CFFO Responds to Key Policy Consultations
Guelph, ON – Dec. 13, 2016.
4 Plan Review – Land use planning is a vital process for protecting our dependable productive farmland especially in the Greater Golden Horseshoe (GGH) region. This region is home to specialty crop areas, high quality farmland, suitable climate, established transportation, farming and food processing infrastructure, a burgeoning local food culture and significant consumer population that all support agriculture. However, these cannot be taken for granted. Development pressures put many of these assets at risk without proper planning, protection and support. There are also new opportunities in this region for agriculture, and forward-looking planning must also keep these in mind.
Protecting productive farmland within the GGH region will require ongoing efforts to direct and control development. The proposed Agriculture Support Network consisting of a farmland base and key farm and food infrastructure looks to keep a thriving agriculture industry. Supporting agriculture will also require protecting and accommodating normal farm practices, animal agriculture, and farm related uses alongside other land uses in the region.
Protecting agricultural land provides both food production and environmental benefits. However, farmers should be appropriately compensated for the value of the environmental goods and services they are providing to the greater public through their land stewardship.
Wetland Conservation – The CFFO recognizes the value of Ontario wetlands as important to healthy waterways and ecosystems, for recharging aquifers, and for their economic benefits as well. As significant landowners in the province farmers will be important potential partners in wetland conservation efforts. Policies to protect wetlands need to balance the needs of agriculture with the benefits of wetlands and wetland species. The agricultural functions of drainage areas and retention ponds need to be protected. Furthermore, policy moves that aim to prevent a net loss of wetlands must not do so at the expense of another of our precious natural resources, dependable productive farmland.
Phosphorus in Lake Erie
The CFFO recognizes the significance of the problem of algal blooms in Lake Erie and the risks these pose to human health, our economy, and to the health of the lake and watershed ecosystems. Nutrient loading, especially that of phosphorus, is a key contributing factor to this problem. All citizens in Ontario need to work towards a solution to this complex problem.

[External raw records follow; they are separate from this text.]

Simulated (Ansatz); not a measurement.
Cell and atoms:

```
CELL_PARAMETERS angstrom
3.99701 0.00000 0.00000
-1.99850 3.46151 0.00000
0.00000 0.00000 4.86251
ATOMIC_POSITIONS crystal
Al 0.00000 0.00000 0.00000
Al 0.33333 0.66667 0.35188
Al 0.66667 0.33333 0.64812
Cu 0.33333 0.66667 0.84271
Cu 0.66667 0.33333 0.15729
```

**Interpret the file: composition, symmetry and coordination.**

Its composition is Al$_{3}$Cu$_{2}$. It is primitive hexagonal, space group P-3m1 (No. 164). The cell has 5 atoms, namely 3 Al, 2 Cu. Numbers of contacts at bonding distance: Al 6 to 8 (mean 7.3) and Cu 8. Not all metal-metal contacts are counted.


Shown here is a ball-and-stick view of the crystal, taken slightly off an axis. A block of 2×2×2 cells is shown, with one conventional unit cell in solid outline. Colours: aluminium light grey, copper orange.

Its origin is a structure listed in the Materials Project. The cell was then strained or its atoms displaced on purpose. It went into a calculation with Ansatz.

Ontario farmers are already actively working to improve environmental stewardship on farms through individual entrepreneurial improvements, industry led initiatives, and with government support.
Application of nutrients in the non-growing season is a significant concern. This practice has risks for the environment, and can also significantly reduce the benefits farmers receive from the nutrients applied. Education on the right time to apply nutrients needs to be accompanied by collaborative extension to help farmers find solutions appropriate for their farm, and significant cost share or incentives to allow farmers to increase their manure storage capacity.